Mr. Clifton-Brown: No. I have very little time--in fact, precisely eight minutes.
My right hon. and learned Friend the Chancellor has built on his success as an environmentally friendly Chancellor. As a member of the Environment Select Committee, I welcome that very much. Fiscal instruments are a good way of promoting environmentally friendly behaviour--for example, the successful switch by the public to unleaded petrol. My right hon. and learned Friend built on that, among other measures, by reducing vehicle excise duty for low-emission lorries and reducing duty for ultra-low sulphur diesel. I welcome those measures, which build on his landfill tax last year, which is already causing many of my constituents to consider how to recycle their household waste. We must go on introducing such measures if we are to look after our planet's health for our children.
In his Budget, my right hon. and learned Friend announced other welcome fiscal measures. In particular, I welcome his renewed commitment to abolish capital gains tax and inheritance tax. That is a worthwhile long-term project. I hope that, in his next Budget, he will be able to produce a long-term and a short-term capital gain because that is a much more satisfactory way in which gradually to abolish capital gains tax.
Perhaps my right hon. and learned Friend might even consider a new base year of 1997. All pooled share purchases might be abolished after that date and every batch of shares purchased would then be indexed in its own right. We could have a short and long-term gain for the assets. I favour a tapering rate. Those that were held only for a year or two should be taxed nearly at the marginal rate of income tax, so that people who make short-term gains are still taxed almost as if it were income, but people who had held gains for five years or more would have to pay no capital gains tax.
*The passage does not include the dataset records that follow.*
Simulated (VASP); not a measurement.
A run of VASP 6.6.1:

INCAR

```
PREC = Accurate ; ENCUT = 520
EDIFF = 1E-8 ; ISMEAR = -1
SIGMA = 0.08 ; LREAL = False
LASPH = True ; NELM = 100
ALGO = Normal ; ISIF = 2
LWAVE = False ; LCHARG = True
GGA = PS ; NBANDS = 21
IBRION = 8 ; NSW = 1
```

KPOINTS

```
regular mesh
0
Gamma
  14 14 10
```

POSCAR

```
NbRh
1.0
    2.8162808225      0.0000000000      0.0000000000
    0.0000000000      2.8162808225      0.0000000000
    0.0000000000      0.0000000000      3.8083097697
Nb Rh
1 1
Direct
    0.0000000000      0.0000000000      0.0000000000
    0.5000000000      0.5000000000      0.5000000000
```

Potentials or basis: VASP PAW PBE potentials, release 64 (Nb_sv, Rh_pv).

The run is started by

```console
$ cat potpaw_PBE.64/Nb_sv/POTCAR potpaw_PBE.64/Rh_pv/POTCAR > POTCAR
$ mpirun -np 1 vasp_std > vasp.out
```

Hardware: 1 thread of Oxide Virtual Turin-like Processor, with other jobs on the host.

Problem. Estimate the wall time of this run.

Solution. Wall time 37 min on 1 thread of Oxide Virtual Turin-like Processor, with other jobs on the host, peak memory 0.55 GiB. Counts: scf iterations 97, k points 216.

I am nearly certain that inheritance tax will be a target for a possible incoming Labour Government. One of the ways in which they will radically alter the tax is to abolish the so-called PETS--partially exempt taxable transfers. That would return us to the bad old days of capital transfer tax and Denis Healey taxing the rich until the pips squeak. We all know what happened: the assets simply went offshore and were not there to be taxed. Nowadays, we do not have the exchange controls of the 1960s and 1970s, so that money would disappear offshore all the quicker.
Time is moving on, but I should like to mention the expenditure side of the Budget. A warm tribute must be paid to my right hon. Friend the Chief Secretary. To cut £1.7 billion off the expenditure total was no mean achievement. It needs to be warmly welcomed.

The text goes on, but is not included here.